The BNF (Backus Normal Form or Backus-Naur Form) metalanguage has been in widespread use for defining the syntax of programming languages and other computing notations since it was introduced in the late 1950s, during the development of Algol 60. Technically, BNF is a notation for defining context-free grammars, formal sets of rules for defining and structuring the sets of strings and phrases that are associated with a language.
Using BNF, the syntax of a language is defined through a set of production rules (or simply, productions), each of which defines one category of syntactic construct in the language. Categories are identified by symbols called nonterminal symbols, (or simply, nonterminals), consisting of a name for the category enclosed in angle brackets, as in <statement> or <expression>. Each production describes the structure of strings that may produced as valid instances of the category.
Syntactically, a BNF production consists of the nonterminal
for the category being defined, followed by the metasymbol "::=" and
the body of the definition.
The body consists of a
number of alternative
forms for the construct separated by the metasymbol "|".
Each such alternative form is a sequence
of terminal and/or nonterminal
symbols.
A terminal symbol is a character string such as else
or +=
which
stands for itself as a part of the language being defined.
A nonterminal symbol appearing in this context stands for any
(and all) strings that can be generated by the corresponding production.

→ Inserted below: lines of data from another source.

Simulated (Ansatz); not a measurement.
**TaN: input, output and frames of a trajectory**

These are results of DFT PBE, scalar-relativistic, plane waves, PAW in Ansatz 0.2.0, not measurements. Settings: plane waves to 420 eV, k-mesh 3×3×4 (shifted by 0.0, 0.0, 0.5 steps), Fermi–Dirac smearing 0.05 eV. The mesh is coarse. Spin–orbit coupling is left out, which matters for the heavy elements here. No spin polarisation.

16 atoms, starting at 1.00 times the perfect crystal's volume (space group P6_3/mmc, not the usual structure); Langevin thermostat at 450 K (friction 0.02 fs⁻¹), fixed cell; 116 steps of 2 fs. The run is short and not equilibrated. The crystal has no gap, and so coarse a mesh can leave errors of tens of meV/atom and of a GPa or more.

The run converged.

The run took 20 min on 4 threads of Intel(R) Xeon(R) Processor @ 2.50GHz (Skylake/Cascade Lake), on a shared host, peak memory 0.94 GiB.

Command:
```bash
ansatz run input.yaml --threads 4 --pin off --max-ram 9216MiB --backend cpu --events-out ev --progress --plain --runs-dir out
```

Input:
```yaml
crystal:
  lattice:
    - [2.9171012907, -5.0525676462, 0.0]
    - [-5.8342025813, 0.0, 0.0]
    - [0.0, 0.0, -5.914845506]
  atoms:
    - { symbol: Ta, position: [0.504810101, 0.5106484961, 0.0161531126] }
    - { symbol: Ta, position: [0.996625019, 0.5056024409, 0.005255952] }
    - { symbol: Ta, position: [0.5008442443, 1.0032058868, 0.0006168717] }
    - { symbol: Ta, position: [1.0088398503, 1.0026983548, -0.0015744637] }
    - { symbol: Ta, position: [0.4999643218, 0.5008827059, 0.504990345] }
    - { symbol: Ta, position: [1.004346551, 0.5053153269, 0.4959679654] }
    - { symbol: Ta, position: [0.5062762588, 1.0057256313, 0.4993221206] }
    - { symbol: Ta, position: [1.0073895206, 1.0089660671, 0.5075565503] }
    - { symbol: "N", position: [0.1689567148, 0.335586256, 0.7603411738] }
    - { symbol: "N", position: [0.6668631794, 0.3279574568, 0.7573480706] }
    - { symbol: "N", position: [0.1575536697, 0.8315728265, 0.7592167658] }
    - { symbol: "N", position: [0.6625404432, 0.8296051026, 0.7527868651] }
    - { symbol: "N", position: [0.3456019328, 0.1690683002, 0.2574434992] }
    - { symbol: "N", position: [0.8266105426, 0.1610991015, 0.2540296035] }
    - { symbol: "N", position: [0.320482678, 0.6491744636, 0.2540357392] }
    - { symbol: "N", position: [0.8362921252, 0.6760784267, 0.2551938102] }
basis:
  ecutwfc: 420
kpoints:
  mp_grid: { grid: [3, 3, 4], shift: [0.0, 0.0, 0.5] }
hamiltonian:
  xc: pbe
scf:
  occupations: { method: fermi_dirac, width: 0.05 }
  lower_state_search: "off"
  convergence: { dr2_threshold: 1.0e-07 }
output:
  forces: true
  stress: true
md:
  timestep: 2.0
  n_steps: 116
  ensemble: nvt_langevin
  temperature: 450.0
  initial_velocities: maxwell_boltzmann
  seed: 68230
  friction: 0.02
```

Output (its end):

For example, the following production rule
uses the terminal symbols if
, then
and else
and the
nonterminal symbols <expression> and <statement> to
describe two possible forms for if-statements.
<if-statement> | ::= |
if <expression> then <statement> | |
if <expression> then <statement> else <statement>
|
In the first alternative, an if-statement consists of
the string if
followed by
any string produced by the rule for <expression>, the string
then
and any <statement> string.
The second alternative shows that it is possible to extend the
syntax defined by the first alternative by further adding
the string else
and another <statement> string.
An essential characteristic of BNF is that it allows grammars to be defined recursively. For example, the production above defines <if-statement> in terms of <statement>, which may in turn use <if-statement> in its definition.
<statement> | ::= | <assignment> | <if-statement> | <while-loop> | ... |
In fact, a given production may even refer to itself as in the following rule.
<statement-list> | ::= |
<statement> | <statement> ; <statement-list> |
This specifies that a statement-list is either a single statement
or a statement followed by a ;
followed by a statement-list.
This recursive specification thus describes a statement-list as
arbitrarily many statements separated by semicolons.
This specification is said to be right-recursive because the
recursively invoked nonterminal is the rightmost nonterminal
in an alternative form. A statement-list having the same syntax
could equally well be defined using the following left-recursive
rule.
<statement-list> | ::= |
<statement> | <statement-list> ; <statement> |
In addition to the above facilities, which define pure BNF, two additional metasyntactic extensions are usually used for more concise descriptions, giving the metalanguage EBNF. The first of these is the use of square brackets to denote a phrase which is optional. For example, the rule given previously for if-statements could be recast as follows.
<if-statement> | ::= |
if <expression> then <statement> [ else <statement> ] |
The second device is to use braces to indicate a syntactic phrase that is to be repeated zero or more times. This device can often be used to eliminate simple forms of recursion as in the following definition for statement-lists.
<statement-list> | ::= | <statement> { ; <statement> } |
These extensions and others that are sometimes encountered are really used for convenience and conciseness of notation, only. Their addition does not in fact change the set of grammars describable using BNF.
A final requirement of the BNF syntax is to deal with the case that the programming language being defined actually uses one of the metasybols (e.g., "|") in its syntax. Often, distinguished fonts are used for this purpose, typically with a monospace font chosen for terminal symbols. Alternatively, quotation marks may be used to indicate a character used for its syntactic rather than metasynactic meaning.
There are a variety of notational variations of BNF that often give syntax descriptions a slightly different appearance. Sometimes, for example, the angle brackets around nonterminals are eliminated and the type font is used to distinguish terminal and nonterminal symbols.